These finance executives took part in “scandals that violate the most basic ethical norms,” as the head of the IMF Christine Lagarde put it last month, including illegal foreclosures, money laundering and the fixing of interest rate benchmarks. In fact, banking CEOs not only avoided prosecution but got average pay rises of 10 percent last year, taking home, on average, $13 million in compensation.

These “gentlemen” are among the leaders of the industry’s efforts to repeal, or water down, some of the tougher rules and regulations enacted in the Dodd-Frank legislation that was passed to prevent another crash. As usual, they’re swelling their ranks with the very people who helped to write that bill. More than two dozen federal officials have pushed through the revolving door to the private sector they once sought to regulate.

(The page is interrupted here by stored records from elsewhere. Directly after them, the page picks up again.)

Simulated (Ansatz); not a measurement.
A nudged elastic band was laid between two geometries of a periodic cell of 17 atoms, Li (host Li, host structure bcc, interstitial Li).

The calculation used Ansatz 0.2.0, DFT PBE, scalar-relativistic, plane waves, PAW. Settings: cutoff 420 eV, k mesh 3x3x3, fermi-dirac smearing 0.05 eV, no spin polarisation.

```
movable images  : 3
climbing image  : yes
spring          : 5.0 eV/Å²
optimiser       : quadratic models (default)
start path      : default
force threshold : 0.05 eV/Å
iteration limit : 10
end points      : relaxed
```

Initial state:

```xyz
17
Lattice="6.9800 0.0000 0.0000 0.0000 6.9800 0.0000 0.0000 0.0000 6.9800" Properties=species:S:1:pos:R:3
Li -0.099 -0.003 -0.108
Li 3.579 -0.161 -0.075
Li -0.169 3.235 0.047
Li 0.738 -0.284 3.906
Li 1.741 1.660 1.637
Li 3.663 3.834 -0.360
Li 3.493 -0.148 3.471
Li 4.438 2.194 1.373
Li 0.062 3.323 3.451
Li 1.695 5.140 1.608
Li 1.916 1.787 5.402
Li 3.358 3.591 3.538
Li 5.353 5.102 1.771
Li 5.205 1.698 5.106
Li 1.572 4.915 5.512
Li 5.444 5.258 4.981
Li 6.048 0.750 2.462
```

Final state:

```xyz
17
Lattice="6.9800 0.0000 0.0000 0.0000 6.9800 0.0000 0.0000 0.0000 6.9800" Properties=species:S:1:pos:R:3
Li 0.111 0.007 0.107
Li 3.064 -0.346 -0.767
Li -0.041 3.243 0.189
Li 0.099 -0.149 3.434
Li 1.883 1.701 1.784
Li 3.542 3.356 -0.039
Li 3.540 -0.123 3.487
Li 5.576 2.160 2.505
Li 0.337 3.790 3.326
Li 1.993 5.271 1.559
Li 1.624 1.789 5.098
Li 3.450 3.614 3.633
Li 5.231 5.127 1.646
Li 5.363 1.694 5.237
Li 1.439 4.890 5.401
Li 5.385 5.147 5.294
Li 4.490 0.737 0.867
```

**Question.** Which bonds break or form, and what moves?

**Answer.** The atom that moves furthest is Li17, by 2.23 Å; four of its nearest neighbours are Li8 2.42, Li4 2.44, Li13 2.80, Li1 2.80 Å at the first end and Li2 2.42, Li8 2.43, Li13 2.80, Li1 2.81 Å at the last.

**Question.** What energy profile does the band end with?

And then there are the lapdogs in Congress willfully collaborating with the financial industry. As the Center for Public Integrity put it recently, they are “Wall Street’s secret weapon,” a handful of representatives at the beck and call of the banks, eager to do their bidding. Jeb Hensarling is their head honcho. The Republican from Texas chairs the House Financial Services Committee, which functions for Wall Street like one of those no-tell motels with the neon sign. Hensarling makes no bones as to where his loyalties lie. “Occasionally we have been accused of trying to undermine aspects of Dodd-Frank,” he said recently, adding, with a chuckle, “I hope we’re guilty of it.” Guilty as charged, Congressman. And it tells us all we need to know about our bought and paid for government that you think it’s funny.

This essay is part of the show Too Big to Fail and Getting Bigger. Watch now »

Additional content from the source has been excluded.